[RndTbl] MitM on IMAPS?

Adam Thompson athompso at athompso.net
Sat Jan 18 10:11:18 CST 2014


Short answer: not in any practical way.

Medium answer: yes, but someone would have to surreptitiously obtain physical control of your phone long enough to install a new root CA.  (See Sean's answer)

Longer answer: of course it's theoretically possible, but the attacker would have to compromise a CA that you already trust.  Sadly, this isn't as outlandish a prospect as it should be, but it's still extremely unlikely.  I don't know how often Samsung or Google removes known-compromised CAs from the trust list, if ever, so I can't say how large the potential exposure is.  On the other hand, the only way you'd be caught by something like that would be as part of a very large, very sophisticated operation that was doing it to *everyone*.

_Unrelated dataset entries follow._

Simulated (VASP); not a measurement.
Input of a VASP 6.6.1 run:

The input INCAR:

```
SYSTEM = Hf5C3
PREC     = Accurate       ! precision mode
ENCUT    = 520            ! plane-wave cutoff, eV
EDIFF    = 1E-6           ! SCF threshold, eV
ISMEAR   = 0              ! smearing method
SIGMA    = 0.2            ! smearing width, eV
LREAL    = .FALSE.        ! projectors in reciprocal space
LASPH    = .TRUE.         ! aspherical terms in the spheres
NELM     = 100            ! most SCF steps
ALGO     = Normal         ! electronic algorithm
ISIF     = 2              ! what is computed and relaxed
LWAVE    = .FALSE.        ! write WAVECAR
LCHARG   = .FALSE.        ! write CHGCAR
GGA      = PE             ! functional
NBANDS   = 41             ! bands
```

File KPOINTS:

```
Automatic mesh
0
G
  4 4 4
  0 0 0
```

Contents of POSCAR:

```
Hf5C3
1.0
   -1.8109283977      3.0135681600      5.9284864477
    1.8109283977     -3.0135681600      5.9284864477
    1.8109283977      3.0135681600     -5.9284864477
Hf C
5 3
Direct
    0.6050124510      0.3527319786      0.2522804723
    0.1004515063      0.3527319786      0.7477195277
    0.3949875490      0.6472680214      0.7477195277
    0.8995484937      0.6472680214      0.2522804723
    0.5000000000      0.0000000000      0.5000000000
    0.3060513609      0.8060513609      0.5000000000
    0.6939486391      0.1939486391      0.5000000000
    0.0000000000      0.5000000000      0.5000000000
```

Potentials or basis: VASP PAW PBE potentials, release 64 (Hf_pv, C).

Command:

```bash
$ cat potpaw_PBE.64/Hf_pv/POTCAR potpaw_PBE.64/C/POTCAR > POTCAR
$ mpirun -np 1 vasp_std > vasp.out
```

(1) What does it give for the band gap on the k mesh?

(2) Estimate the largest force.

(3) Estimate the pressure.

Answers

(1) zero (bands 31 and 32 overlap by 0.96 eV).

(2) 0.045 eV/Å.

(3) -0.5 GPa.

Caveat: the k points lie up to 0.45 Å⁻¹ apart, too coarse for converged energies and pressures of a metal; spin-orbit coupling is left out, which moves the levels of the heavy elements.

You can issue your own certificate, signed against your own CA, and "just" ensure your own CA is imported into every client you use... I wouldn't bother, but it's an option.

-Adam

On Jan 18, 2014 3:37 AM, Trevor Cordes <trevor at tecnopolis.ca> wrote:
>
> I'm just wondering if it is possible for someone to MitM me in the 
> following scenario and intercept plaintext traffic: 
>
> dovecot imaps server with real thawte "quick" cert 
> | 
> imaps (ssl) 
> | 
> public wifi 
> | 
> android phone using imaps using "ssl" not "ssl (any cert)" option 
>
>
> For instance, can a malicious hotspot use some sort of interception 
> technique / spoofing and some sort of wildcard cert to trick my phone into 
> negotiating SSL with it, which then does its own SSL to my dovecot server, 
> thus MitM'ing me without me even knowing?  I know in a web browser I'd 
> normally be protected against that by looking at the URL in the address 
> bar, or the green EV-cert graphics (or am I wrong in even that 
> assumption)? 
>
> How paranoid do I have to be?  And is there any way to beat any 
> shortcoming on Android, perhaps with a client cert or a way to tie the 
> account to a single manually-specified server SSL cert?